[cfe-dev] Allowing checkers to mark symbols as live

Mon Aug 9 12:31:04 PDT 2010

Right, here's the use case in CStringChecker. I guess I should have
explained this first.

1. Look up the strlen of some string.
2. Conjure a symbol to represent it if we don't have one.
3. At the end of the statement, symbols are cleaned. Any information about
the strlen is now lost.
4. Look up the strlen of the same string. (!)

I'll admit that marking these symbols live is a little dangerous,
especially without a callback for dead regions being sweeped. But otherwise
we can get incorrect results from cases like this:

void strlen_liveness(const char *x) {
  if (strlen(x) < 5)
    return;
  if (strlen(x) < 5)
    (void)*(char*)0; // expected-warning{{never executed}}
}

This isn't entirely contrived; if the second call to strlen is replaced
with a strcpy, we could warn about buffer overflows.

There is no reference to the symbol besides what's in the GDM. A
SymbolRegionValue is for region contents, not metadata, and a SymbolDerived
requires a symbolic parent. SymbolExtent, besides currently having a
dedicated use, has the wrong semantics in that it isn't dependent on being
at a certain place in the code.

This is intentionally before RemoveDeadBindings, because
RemoveDeadBindings wipes the constraints for a symbol, and that would
defeat the purpose here.

I guess it wasn't as simple as I thought! One possibility would be to
either change SymbolExtent or add a new symbol with path-sensitive fields
like SymbolConjured. Would that be a better solution here?

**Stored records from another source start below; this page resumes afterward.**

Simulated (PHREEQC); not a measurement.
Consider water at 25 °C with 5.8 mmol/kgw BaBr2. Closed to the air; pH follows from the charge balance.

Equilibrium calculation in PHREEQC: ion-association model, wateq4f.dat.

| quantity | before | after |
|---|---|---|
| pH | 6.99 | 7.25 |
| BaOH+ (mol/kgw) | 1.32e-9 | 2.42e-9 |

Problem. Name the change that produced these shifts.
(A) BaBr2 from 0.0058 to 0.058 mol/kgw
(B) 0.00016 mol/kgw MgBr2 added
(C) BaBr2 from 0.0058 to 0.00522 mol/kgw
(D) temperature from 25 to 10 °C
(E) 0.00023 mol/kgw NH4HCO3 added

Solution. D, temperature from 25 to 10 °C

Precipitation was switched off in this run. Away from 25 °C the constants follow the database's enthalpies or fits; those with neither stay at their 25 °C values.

On Mon, 9 Aug 2010 10:15:51 -0700, Ted Kremenek <kremenek at apple.com>
wrote:
> Hi Jordy,
> 
> I have mixed feelings about adding this, and I think this needs strong
> justification.  Why is it needed?  What symbols do we need to keep
around
> that aren't related to live regions, or the values bound to live
regions? 
> Right now symbols can indicate that they are derived from other symbols
(or
> are related to regions), and their liveness is extended if they thing
they
> derive from is also live.  If a symbol is no longer live, why do we need
to
> continue tracking state?
> 
> My concern about adding this is that it artificially will extend the
> lifetime of symbols, causing the GRState to accumulate extra state that
> defeats state caching.  The current set of checkers already do a bad job
of
> removing stale data from the GDM for dead symbols.  This would
exacerbate
> the problem.
> 
> Also, from the way you've implemented the callback, the checkers will be
> called before the state is crawled by RemoveDeadBindings.  This means
that
> a Checker basically gets to unconditionally mark a symbol as live
> regardless of whether or not the rest of the analysis would mark the
symbol
> live.  That seems too unconditional to me.  It also extends the lifetime
of
> other derived symbols that would otherwise get pruned from the state.
> 
> On Aug 8, 2010, at 1:20 PM, Jordy Rose wrote:
> 
>> The last bit of infrastructure I'd like to add for CStringChecker: the
>> ability for checkers to mark symbols live. This lets checkers use
>> conjured
>> symbols for data that lives in the GDM, rather than in the store. This
>> doesn't affect EvalDeadSymbols.
>> 
>> I think it's pretty straightforward, but since it's another new
callback
>> I
>> figured it was worth waiting for comments before committing. (When we
>> work
>> out a general mechanism for checker caching we can make this a cached
>> callback.)